Treviño calls natural soundscapes a treasure, a resource like clean air and water. “People go to the parks, in part anyway, to get away from the clamor of everyday life,” she says. Noise pollution, however, is barely defined and, as a result, grossly underregulated. Treviño hopes that the data she and her team collect—such as “sound inventories” from the parks—will help the government create programs that maintain the integrity of the parks’ natural soundscapes.

In fact, the Natural Sounds Program’s science may help settle one of the biggest questions facing the Park Service in 2008. By the end of this year, Treviño hopes she will see how her input has shaped a plan put together by the Federal Aviation Administration and the National Park Service that aims to “substantially restore natural quiet” over the Grand Canyon, one of the nation’s most frequently visited parks.

The 47-year-old Treviño is an unlikely environmentalist. The daughter of a lighting manufacturer and a “conservative card-carrying Republican” father, Treviño says the family didn’t spend a lot of time communing with nature when she was growing up. At Michigan State University she studied communications and political science, and she interned in the Michigan Statehouse for a Republican legislator. After graduating, Treviño enrolled in the New England School of Law in Boston, where she chose to focus on reinsurance law, tooling up for a suits-and-briefcases world of arcane intricacy and executive affidavits. “I would come out of meetings and my head would hurt,” she admits. But she thrived on the complexities, a true wonk.

Like many who find a calling, Treviño came to environmentalism through an epiphany—really a pair of epiphanies, both of which occurred during an epic of youthful exuberance across Europe, Africa, and Asia while on leave from law school. Camped out on the deck of a tanker on the Aegean Sea, for the cheap passage and cheap beer, Treviño dutifully collected the night’s bottles only to see a crew member dump them overboard at dawn. “I was like, ‘Oh my God, you can’t do that!'” She has a photograph of her second epiphany, a lone cheetah surrounded by five white safari vans idling in the heat for a better look. “I captured the terror in his eyes,” she says of the besieged cat.
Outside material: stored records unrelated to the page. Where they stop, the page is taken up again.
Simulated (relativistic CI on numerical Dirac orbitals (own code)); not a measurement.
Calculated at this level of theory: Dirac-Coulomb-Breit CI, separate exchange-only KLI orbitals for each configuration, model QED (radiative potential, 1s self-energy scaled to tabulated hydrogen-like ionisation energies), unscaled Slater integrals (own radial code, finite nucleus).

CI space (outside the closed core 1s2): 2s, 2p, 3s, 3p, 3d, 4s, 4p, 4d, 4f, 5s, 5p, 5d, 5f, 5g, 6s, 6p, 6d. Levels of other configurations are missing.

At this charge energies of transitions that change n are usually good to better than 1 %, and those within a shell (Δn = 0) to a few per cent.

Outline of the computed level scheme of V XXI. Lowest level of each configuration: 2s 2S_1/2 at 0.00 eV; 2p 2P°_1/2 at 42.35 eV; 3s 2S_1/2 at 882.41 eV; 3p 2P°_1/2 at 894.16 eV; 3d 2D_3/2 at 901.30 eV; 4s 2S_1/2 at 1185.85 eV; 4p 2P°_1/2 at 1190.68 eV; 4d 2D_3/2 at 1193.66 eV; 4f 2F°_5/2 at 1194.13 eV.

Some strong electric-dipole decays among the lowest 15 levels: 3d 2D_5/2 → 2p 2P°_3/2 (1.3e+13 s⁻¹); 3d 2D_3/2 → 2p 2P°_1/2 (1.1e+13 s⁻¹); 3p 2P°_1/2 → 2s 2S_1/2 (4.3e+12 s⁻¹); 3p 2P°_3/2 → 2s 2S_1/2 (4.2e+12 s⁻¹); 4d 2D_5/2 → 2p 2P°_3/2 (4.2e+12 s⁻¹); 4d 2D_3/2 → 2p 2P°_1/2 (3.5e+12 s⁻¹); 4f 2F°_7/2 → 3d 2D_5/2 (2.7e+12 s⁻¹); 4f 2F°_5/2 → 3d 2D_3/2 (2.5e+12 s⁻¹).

When she got back to the States, Treviño transferred to the Washington College of Law at American University in Washington, D.C., and switched her emphasis to environmental law. After earning her degree, she followed her newfound conscience to a succession of environmental jobs: an advocacy post at the World Wildlife Fund, a desk in the D.C. office of a private Alaskan law firm that worked with native communities, and an assignment as senior counselor to the assistant secretary for fish, wildlife, and parks in the Department of the Interior.

When she took the Natural Sounds post in the fall of 2003, the program, which had been founded just three years earlier, was still in startup mode, and Treviño worked to fine-tune the focus. She pushed for more data and more exacting protocols, because the existing metrics from the FAA’s more urban analyses were not always appropriate.

And her attention to detail has paid off. Last year saw Treviño’s biggest accomplishment since taking over the Natural Sounds Program. The Park Service was rewriting management policies that would have gutted natural sound protections, but the data and recommendations provided by Treviño’s team helped keep the protections intact. Her suggestions also helped pave the way for new provisions honoring “cultural” sounds, like that of cannon fire at Gettysburg National Military Park.

Despite the victory, the experience drove home for her the point that sound is an integral but often overlooked piece of the national park experience. Getting people to hear her message can be impossible when simply getting them to listen at all is a challenge.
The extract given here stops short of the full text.